It having been established that rubber is rubber, no matter where found, manufacturers gradually turned their attention beyond the scraps and cuttings which remained after making up their goods. There was beginning to be a good demand for ground-up rubber car springs, wringer rolls, tubing and other rubber goods free from fiber, after it had been so treated as to remove the sulphur contents and restore the gum to a workable condition. But this left out of account rubber footwear, belting, and hose, not to mention the later heavy production of bicycle tires. There were only a few uses to which rubber waste containing fibrous material could be put when ground up and devulcanized without the removal of the fiber. It could be put into a cheap grade of steam packing or mixed in a powdered form with new rubber for the heels of rubber boots and shoes. There was an early patent for a process for "combining fibrous materials with waste vulcanized rubber, rendered soft and plastic." But all the other patents which come within the scope of this article had for their object the separation of fibers from the rubber.
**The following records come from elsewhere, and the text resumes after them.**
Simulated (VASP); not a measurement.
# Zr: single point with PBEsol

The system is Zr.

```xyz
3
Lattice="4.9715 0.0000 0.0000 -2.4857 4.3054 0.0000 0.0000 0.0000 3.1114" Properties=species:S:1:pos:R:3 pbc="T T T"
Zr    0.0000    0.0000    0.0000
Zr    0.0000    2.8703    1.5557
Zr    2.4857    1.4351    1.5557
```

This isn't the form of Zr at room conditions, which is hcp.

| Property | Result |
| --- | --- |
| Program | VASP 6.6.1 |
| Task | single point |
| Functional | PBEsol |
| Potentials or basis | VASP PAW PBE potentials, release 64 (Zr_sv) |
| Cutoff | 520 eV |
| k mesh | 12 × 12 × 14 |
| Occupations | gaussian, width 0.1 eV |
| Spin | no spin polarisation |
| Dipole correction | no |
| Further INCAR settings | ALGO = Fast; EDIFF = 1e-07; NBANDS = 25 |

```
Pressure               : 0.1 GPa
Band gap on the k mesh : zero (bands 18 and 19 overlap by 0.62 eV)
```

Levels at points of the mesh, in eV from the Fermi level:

An important advance was marked by the Hayward patent (No. 40,407), granted in 1868, for "boiling waste rags of fibrous material and rubber in an acid or alkali, for the purpose of destroying the tenacity of the fibers of the rags, so that the rubber may be reground." But this process extended only to the weakening of the fibers, and not their complete destruction. A later patent, in the same year, provided for exposing the ground rubber waste to the direct action of flames of gas or inflammable liquids, by which the foreign matters would be consumed and the rubber rendered plastic and cohesive, but it is not on record that this process received any particular application.
The principal activity of invention in the field of reclaiming rubber dates from 1870, since which year 37 patents have been granted for processes more or less distinctive from those which had for their object only the devulcanization of rubber. Prior to that time the use of rubber reclaimed from fibrous wastes had been confined practically to one large factory in Boston and one near New York. One concern, for a while, bought old rubber shoes and sent them to women in the country, whom they paid so much a pound for the rubber stripped off—a very expensive process. There were several claimants for priority in the matter of reclaiming rubber by the processes which finally became standard, and some conflicting interests were brought together under the head of the Chemical Rubber Company. This corporation controlled the leading patents for the "acid" process, licensing various parties to work under them, and bringing suits against concerns who reclaimed rubber without their license. In 1895 the United States courts decided in favor of the defendants, practically rendering the patents invalid, on the ground that the inventions claimed under them had been disclosed by the Hall patents of 1858 and the Hayward patent of 1863.
The two patents upon which the suits for infringement rested principally were No. 249,970, granted to N.C. Mitchell, in 1881, and No. 300,720, granted to the same, in 1884. About the same time the Rubber Reclaiming Company, formed in 1890 by the combination of five leading rubber reclaiming plants, and working under license from the company above named, was resolved into the original elements. There were about that time five other rubber reclaiming plants in the United States, operating either the "acid" or the "mechanical" process, besides nine general rubber factories producing their own reclaimed rubber by the "acid" process. While several of the latter—rubber shoe concerns controlled by the United States Rubber Company—have been consolidated, there has been an increase in the number of rubber manufacturers reclaiming their own rubber, since the end of the patent litigation, so that the total number of reclaiming plants now probably is twenty.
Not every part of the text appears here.